The artists and designers shared the ideas that led to the creation of their version of the chair.
“O Phantom of liberty”
Anita Dubey and Madhav Raman
The artistic-duo goes a long way back in designing and collaborating projects together. This is the third time, they have come together and created ‘O Phantom of liberty’ chairs. Two WC’s s sheathed in seductive purple velvet fabric with a mirror fitted inside the whole, on pressing the flush button one can hear the sound of applause. The chair artwork is inspired from the image of iconic dinner scene from the surrealist maestro Luis Bunuel’s 1974 film “The Phantom of Liberty”. “The scene goes like this. There is a social dinner at a bourgeoisie apartment, where the guests and are guided by the hosts to their ‘seats’ at the table. There is however, no food and no eating happening. The seats on which they sit are in fact WC’s! The conversation moves from casual small talk to political, pollution and population. The scene is bizarre as we all come to a social gathering, discuss political and social issues and then we self congratulate. But when we do our business of going to the toilet, we ask someone very secretively, ‘Where is the toilet? We feel so liberated while doing our business, but there is a certain idea of social confirmation which we all slide into without knowing,” shared Madhav Raman of Anagram architects who has designed artist Anite Dube’s studio office, and a pavilion for Kochi Biennale.
“The Umbilical chair”
GR Iranna X Klove
A lit-up wooden chair is hanging from the ceiling with a flock of white birds (in hand-blown glass) tied up with metal chains. The sculptural chair is a visual representation of the relationship between humans and social influences. GR Iranna shared, “The birds are symbolic of a need to break free from the pressures that intertwine our lives daily. And the chair represents the social interactions we hold on to.” It’s the first time Iranna collaborated with an Interior designer and it was great learning experience for the artist. He said, “Artists negotiate ideas within themselves, so when a third person comes in that negotiation, it is difficult. But collaboration is about how to allow that negotiation to be part of it. It was a learning process for me, as I worked with different materials. As an artist you are in your cage, so working with other artists gives a new extension to your work.”
“Chairity starts at home”
Martand Khosla and Gunjan Gupta
Twenty-four playful tiny chairs-objects in materials like paper, brick, dust and brass reflect the world and its structures, while re-imagining seats. “We were serious about being playful. For three months we spent hours having fun while making the chairs. The fun extended to the names of the chairs, some of which include sofa-ltu, ek do teen chair, and in a bad mooda,” shared Martand Khosla, architect and artist. Agree, furniture designer Gunjan Gupta, “We approached the collaboration in playful, fun and inspirational way. Our work explores places and planes of rest – in both abstract and humorous ways. We bring together two materials central to our individual practices – brick dust and brass – in a fun collaboration.”

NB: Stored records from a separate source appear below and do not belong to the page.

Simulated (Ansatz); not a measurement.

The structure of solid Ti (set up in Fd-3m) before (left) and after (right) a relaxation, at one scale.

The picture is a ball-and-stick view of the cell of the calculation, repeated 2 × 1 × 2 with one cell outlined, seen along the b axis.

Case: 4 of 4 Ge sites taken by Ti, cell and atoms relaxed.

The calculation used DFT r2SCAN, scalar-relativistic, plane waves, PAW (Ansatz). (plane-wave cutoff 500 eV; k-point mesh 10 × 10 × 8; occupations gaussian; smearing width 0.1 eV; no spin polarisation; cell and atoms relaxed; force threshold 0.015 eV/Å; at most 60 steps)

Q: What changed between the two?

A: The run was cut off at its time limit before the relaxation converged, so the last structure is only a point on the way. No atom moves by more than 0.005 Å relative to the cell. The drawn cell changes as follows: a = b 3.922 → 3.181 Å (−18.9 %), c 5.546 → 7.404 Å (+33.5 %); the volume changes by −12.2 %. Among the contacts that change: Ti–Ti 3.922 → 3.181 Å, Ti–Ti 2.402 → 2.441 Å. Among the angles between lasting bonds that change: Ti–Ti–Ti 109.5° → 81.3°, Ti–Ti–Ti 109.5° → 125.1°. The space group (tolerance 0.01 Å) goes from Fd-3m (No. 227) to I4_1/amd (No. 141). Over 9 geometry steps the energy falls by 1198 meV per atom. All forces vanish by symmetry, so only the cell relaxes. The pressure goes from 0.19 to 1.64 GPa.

Both Gunjan and Martand have worked with art-forms that are exploring in nature. He works with buildings and architecture. She is inspired by objects and buildings. “The point of view of approaching life urbanization, our craft and materials is layered. Being an artist myself, I have respect for other artist’s practice. It’s very easy to agree there was no scope for disagreement.”
“The Anchorite’s Armchair: A Seat for the Soul”
Valay Gada and Mandeep Nagi
“’The Anchorite’s Armchair: A Seat for the Soul’ chair has many meanings to it. The chair has a halo around it, which symbolizes calm and saintly. The spikes define that a saint is sitting on spikes and still has a halo on the top. On other hand it represents a very delicate flower – Orchid, which is sitting on the spikes like an Ikebana. Since, orchid is Valay’s forte, we went ahead with this design,” told Mandeep, of Shades of India. Added Valay, “Floral is my forte, but we had to create something that speaks the same language. Mandeep has been working with textiles and I have been working with metals. Essentially, I made it in metal, keeping in touch the fragility.” The artwork reflected the tension between the often harsh reality of life and the delicacy of the internal spiritual journey. Mandeep told, “We thought of integrating the textiles within the body rather than having it as separates. It adds some softness to it. When I saw Valay’s work, I thought how good he is with metal. How easily he can give life to it. It was a learning experience for both of us.” Agree Valay, “Giving body and life to fabric is like taming an animal. It’s amazing to see a how limp material like textile can be moulded so easily.” The marriage of the strength of metal and the softness of the fabric recreated the inevitable tensions of a modern urban life and the sublime solitude craved by the soul. This delicate Ikebana construct reveals the tensile strength of nature and of the human mind to recover and bloom.
“… and the fourth chair”
Bose Krishnamachari and Alex Davis
A minimalistic square white canvas in white Braille language and the brief note below reads – Please do not sit! Please do not touch! Please read CHAIR….
The “and the fourth chair” was inspired from the legendary conceptual artist, Joseph Kosuth’s and his most written about art work, ‘ONE AND THREE CHAIR’(1965). Visual artist Bose Krishnamachari said, “Alex and I discussed the kinds of chairs that were made in the world historically. We got inspired by the greatest conceptual artist Joseph Kosuth’s “One and three chairs”. In this work exhibited at the MoMA, Kosuth represented one chair in three ways, a chair as an object, a photograph of the chair in actual scale and as a copy of the dictionary definition of a chair, whereby completing all the three forms of perceptions. I have been using brail in my works since 1991. I have been working on the absurdities and adversities.”
Alex and Bose created the fourth chair with the help of Braille language, both artists trusted in inclusiveness and brought the sixth sense through white on white, the art- language, minimalism at its best. An ‘idea’ opened to the space to visually experience and sensitize slowly. It is also seen it at its best of absurdity; the art you do not touch nor you can sit, and clearly do not look like a chair. Alex Davis shared, “Bose and I were very clear on the idea that we did not want to make a chair in its physical form. We wanted to make something on the idea of the chair. Making it was a bit of a struggle, as we tried different mediums and finally created fibre balls to make Braille on canvas. It wasn’t easy to create something so minimalistic.” Alex added, “The final word is – Please do not sit. But a chair is supposed to sit, please do not touch, but a hard bound chair is supposed to be touched. We believe that if absurdity co-exist in life, also adversity co-exist in life. This chair was made for the sixth sense.”